Nick Emery, the global chief executive of Mindshare (pictured above), said Mindshare 24 will "put culture, speed, data and fun at the heart of the process" and then scale up ideas that work.
Clients will not have to pay for an idea if they don’t like it.
About 15 of Mindshare’s leading strategists and thinkers across the global network, will form the core of Mindshare 24 and draw in other staff as they see fit for each brief.
There will be hubs in London, Amsterdam, Johannesburg, Singapore, Shanghai, Sydney, Portland and New York.
Mindshare 24 will not be a standalone unit with its own employees.
Emery said he was inspired to launch the initiative after talking to clients about how the agency could brain-storm ideas. Then he discussed it with staff inside Mindshare.

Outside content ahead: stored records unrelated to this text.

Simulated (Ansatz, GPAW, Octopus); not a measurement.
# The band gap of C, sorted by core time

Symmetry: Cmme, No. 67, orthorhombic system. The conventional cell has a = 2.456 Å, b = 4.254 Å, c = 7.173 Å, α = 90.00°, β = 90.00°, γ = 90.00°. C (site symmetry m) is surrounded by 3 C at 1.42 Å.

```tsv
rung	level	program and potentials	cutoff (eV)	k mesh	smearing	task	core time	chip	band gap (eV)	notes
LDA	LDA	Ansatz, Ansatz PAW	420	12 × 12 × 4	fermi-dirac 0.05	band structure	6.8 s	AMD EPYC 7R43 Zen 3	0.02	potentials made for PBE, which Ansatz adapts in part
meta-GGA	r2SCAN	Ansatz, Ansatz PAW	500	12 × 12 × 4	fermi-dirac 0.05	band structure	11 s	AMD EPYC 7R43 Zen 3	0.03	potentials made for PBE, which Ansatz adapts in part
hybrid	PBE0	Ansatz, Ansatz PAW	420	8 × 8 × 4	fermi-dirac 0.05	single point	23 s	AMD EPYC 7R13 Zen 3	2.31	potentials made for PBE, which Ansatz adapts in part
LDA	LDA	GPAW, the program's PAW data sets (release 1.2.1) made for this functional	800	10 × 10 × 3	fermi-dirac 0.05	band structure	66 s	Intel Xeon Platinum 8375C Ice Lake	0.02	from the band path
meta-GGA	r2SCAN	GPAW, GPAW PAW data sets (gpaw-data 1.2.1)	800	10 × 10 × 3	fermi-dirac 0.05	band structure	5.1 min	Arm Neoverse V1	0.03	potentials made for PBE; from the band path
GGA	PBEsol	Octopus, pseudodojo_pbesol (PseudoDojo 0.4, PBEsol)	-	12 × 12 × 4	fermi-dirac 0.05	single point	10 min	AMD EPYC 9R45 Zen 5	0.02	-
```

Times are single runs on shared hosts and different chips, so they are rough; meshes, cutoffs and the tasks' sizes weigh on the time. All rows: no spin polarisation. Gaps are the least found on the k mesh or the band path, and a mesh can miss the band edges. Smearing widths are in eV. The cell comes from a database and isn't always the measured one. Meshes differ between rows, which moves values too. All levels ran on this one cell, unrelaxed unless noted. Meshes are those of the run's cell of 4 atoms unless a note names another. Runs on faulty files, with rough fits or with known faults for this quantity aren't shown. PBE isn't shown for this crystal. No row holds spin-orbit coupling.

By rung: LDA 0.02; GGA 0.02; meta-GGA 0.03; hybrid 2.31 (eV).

"We all started emailing each other and sharing ideas," he said. "In a couple of hours, the ideas were better than half the ideas we spent months on."
While Mindshare 24 is chiefly about generating "raw" and "intuitive" ideas that can be scaled up, it will tap into data from The Loop, the agency’s data visualisation service.
Emery believes Mindshare 24 can bring "energy and excitement back into planning", noting "there are few things that you can do now that can be fun without getting you into trouble with auditors".
He has argued for some time that "traditional comms planning is dead" because it has become "boring" and "commoditised".
Too often, agencies offer 30 pages of analysis and only one page of ideas, according to Emery.
"Mindshare 24 turns that on its head – it’s data and rooted in a brief but first and foremost it’s about speed, gut and native genius," he said.
"It’s the creative antidote to a ‘tech is the only solution’ view of our world that is pervasive."
He said an idea could be "anything" because "everything is a medium".
That means there could be a number of potential remuneration models.
"How do we price it? No idea," he said. "In my dreams, it would be a shared product or platform or revenue stream, not a traditional commission-based model."
Emery dismissed the suggestion that Mindshare 24 might encourage short-termist thinking and said it could help on long-term ideas and brand-building too.
"If the brief is, ‘how do I get sales tomorrow?’, you’ll get ideas that are short-term and tactical," he pointed out.
Mindshare has trialled Mindshare 24 with charities Amnesty International and Enactus.
In the case of Amnesty, Mindshare 24 generated 21 ideas across four continents and three of the ideas went on to become executions.
Emery added: "Any brand that is interested in quick and powerful ideas anywhere in the world should call us or even just send an email, go to bed, and then wake up with a world-changing idea."
Mindshare picked up Unilever’s global communications planning account from PHD at the end of last year.
Like other media agencies, Mindshare is in the midst of a wave of reviews, dubbed Mediapalooza 2, including HSBC.